I got a nice answer to my earlier question about de/serialization, which led me to create a method that either deserializes a defaultdict(list)
from a file if it exists, or creates the dictionary itself if the file does not exist.
After implementing a simple code
try:
#deserialize - this takes about 6 seconds
with open('dict.flat') as stream:
for line in stream:
vals = line.split()
lexicon[vals[0]] = vals[1:]
except:
#create new - this takes about 40 seconds
for word in lexicon_file:
word = word.lower()
for letter n-gram in word:
lexicon[n-gram].append(word)
#serialize - about 6 seconds
with open('dict.flat', 'w') as stream:
stream.write('\n'.join([' '.join([k] + v) for k, v in lexicon.iteritems()]))
I was a little shocked at the amount of RAM my script takes when deserializing from a file.
(The lexicon_file contains about 620 000 words and the processed defaultdict(list)
contains 25 000 keys, while each key contains a list of between 1 and 133 000 strings (average 500, median 20).
Each key is a letter bi/trigram and it's values are words that contain the key letter n-gram.)
When the script creates the lexicon anew, the whole process doesn't use much more than 160 MB of RAM - the serialized file itself is a little over 129 MB. When the script deserializes the lexicon, the amount of RAM taken by python.exe jumps up to 500 MB.
When I try to emulate the method of creating a new lexicon in the deserialization process with
#deserialize one by one - about 15 seconds
with open('dict.flat') as stream:
for line in stream:
vals = line.split()
for item in vals[1:]:
lexicon[vals[0]].append(item)
The results are exactly the same - except this code snippet runs significantly slower.
What is causing such a drastic difference in memory consumption? My first though was that since a lot of elements in the resulting lists are exactly the same, python somehow creates the dictionary more efficiently memory-wise with references - something there is no time for when deserializing and mapping whole lists to keys. But if that is the case, why is this problem not solved by appending the items one by one, exactly like creating a new lexicon?

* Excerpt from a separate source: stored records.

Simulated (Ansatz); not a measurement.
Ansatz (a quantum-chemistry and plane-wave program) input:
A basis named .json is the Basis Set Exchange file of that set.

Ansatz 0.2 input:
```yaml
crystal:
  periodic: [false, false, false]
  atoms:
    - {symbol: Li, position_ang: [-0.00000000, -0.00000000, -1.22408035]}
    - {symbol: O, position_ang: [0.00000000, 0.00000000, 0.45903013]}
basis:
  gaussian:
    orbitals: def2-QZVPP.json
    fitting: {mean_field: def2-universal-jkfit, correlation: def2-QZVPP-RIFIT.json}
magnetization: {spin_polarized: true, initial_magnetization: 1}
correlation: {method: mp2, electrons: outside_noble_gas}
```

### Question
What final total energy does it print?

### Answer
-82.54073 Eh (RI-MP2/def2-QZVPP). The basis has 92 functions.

edit: This topic was already discussed in this question (how have I missed it?!). Python can be forced to create the dictionary from references by using the intern()
function:
#deserialize with intern - 45 seconds
with open('dict.flat') as stream:
for line in stream:
vals = line.split()
for item in vals[1:]:
lexicon[intern(vals[0])].append(intern(item))
This reduces the amount of RAM taken by the dictionary to expected values (160 MB), but the offset is that computational time is back to the same value as creating the dict anew, which completely negates the reason for serialization.